Let's begin with the case of two numbers $p^n$ and $q^m$ such $p$ and $q$ are prime and

$p^n\phi(p^n) = q^m\phi(q^m). \mbox{ (1)}$

Then $p$ is the largest prime dividing the left hand side of $(1)$ and $q$ is the largest prime dividing the right hand side of $(1)$. It follows $p = q.$ And so as,

$q^m\phi(q^m) = q^{2m-1}(q-1),$

It must be the case that $2m -1 = 2n -1.$ Hence, $n = m.$ It follows that the function $x \mapsto x\phi(x)$ is injective on the set of positive non-units divisible by at most $1$ prime.

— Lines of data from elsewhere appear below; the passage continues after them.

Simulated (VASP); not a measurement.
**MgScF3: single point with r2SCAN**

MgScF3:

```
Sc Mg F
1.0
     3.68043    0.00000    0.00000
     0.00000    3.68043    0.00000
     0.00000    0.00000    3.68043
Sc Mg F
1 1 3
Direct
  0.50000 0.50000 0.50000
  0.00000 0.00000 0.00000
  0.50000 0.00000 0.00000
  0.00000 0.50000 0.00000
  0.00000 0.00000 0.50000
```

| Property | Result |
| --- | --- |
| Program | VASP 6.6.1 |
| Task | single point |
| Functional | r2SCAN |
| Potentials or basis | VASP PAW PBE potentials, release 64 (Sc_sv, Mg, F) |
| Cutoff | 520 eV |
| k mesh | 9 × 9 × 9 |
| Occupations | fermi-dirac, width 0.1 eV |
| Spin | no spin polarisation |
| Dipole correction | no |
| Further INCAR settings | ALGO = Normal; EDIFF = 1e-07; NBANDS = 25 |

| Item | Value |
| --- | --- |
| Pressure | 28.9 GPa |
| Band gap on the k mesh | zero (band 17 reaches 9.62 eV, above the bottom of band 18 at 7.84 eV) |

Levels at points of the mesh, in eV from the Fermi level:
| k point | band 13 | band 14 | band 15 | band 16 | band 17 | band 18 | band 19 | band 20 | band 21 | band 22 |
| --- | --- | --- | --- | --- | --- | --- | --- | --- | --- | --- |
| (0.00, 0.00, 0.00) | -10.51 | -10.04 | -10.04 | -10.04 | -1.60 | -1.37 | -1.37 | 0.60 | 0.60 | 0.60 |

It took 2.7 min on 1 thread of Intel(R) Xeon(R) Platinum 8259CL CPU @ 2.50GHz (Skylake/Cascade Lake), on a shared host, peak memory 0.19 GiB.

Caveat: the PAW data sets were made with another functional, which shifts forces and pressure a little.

Next assume that the function $x \mapsto x\phi(x)$ is injective on the set $S_k$ of positive non-units divisible by at most $k$ primes. Let $x,y$ be positive non-units divisible by at most $k +1$ primes such that $x\phi(x) = y\phi(y).$ Then $x = x_0p^n$ and $y= y_0q^m$ where $x_0,y_0 \in S_k,$ $p$ and $q$ are the largest primes dividing $x$ and $y,$ respectively, and $(x_0,p) = 1 =(y_0, q).$ Hence, $p$ and $q$ are the largest primes dividing $x\phi(x)$ and $y\phi(y);$ it follows $p =q.$

Hence,

\begin{align*} x_0\phi(x_0)q^{2n -1}(q-1) & = x_0\phi(x_0)q^n\phi(q^n) \\&= x_0q^n\phi(x_0q^n) \\&= x\phi(x) \\&= y\phi(y) \\&= y_0\phi(y_0)q^{2m -1}(q-1). \end{align*}

As any prime dividing $x_0$ or $y_0$ is strictly less than $q,$ the prime $q$ does not divide $x_0\phi(x_0)$ or $y_0\phi(y_0).$ It follows that the exponent of $q$ on both sides of the equality is $2m -1 = 2n -1.$ Hence, $n = m.$ Dividing both sides by $q^n\phi(q^n).$ We obtain $x_0\phi(x_0) = y_0\phi(y_0)$ which implies $x_0 = y_0$ by the induction hypothesis. It follows

$x = x_0p^n = y_0q^m = y,$

and the claim follows by induction.